On May 14, 1826, he married Emeline Bulkeley (1798–1855), daughter of Captain Charles and Eunice (Robbins) Bulkeley of Rocky Hill, Connecticut. They had five children: Charles Samuel (1827–1910), William Brenton (1829–1856), Josephine Emeline (1830–1857), Theodore Parsons (1835–1910), and Richard Henry (1839–1872).

Declining the opportunity to attend his father's alma mater (Yale), Hall operated business firms in Middletown and Rocky Hill in partnership with his brother, William Brenton Hall (1798–1824). In 1833, he and his family moved to Buffalo—but the climate proving insalubrious, in 1837, he moved to Binghamton, a growing town at the junction of the Chenango and Susquehanna rivers (and a way station on the Chenango Canal, a branch of the Erie).

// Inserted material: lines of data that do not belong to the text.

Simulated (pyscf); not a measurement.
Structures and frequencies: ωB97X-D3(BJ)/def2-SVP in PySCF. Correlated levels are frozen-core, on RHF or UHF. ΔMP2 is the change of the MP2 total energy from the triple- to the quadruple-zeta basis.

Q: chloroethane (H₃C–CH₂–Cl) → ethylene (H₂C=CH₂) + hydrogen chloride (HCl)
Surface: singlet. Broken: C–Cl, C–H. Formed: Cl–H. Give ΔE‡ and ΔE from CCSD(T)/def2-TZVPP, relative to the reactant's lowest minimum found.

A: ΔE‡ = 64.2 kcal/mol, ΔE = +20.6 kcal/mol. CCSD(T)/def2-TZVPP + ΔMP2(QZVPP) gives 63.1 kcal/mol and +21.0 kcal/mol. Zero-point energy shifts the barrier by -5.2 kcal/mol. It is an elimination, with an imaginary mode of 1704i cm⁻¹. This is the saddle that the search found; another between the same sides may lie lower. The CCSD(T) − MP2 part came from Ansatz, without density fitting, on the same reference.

Hall served as trustee and president of the village of Binghamton. In 1846, he was elected as a Whig member of the New York State Senate from 1847 to 1849, sitting in the 70th (6th D.), 71st and 72nd New York State Legislatures (both 23rd D.). With the election of Millard Fillmore to the U.S. presidency, Hall's cousin, Nathan Kelsey Hall was named U.S. Postmaster General. Through this connection, he became a member of the board of directors of the Erie Railroad.

Following the death of his first wife, Hall he married her cousin, Elnora Robbins (b. 1812) in 1857.

Grave of Hall in Spring Forest Cemetery

Samuel Holden Parsons Hall died in Binghamton on March 5, 1877, and was buried in Spring Forest Cemetery in that city.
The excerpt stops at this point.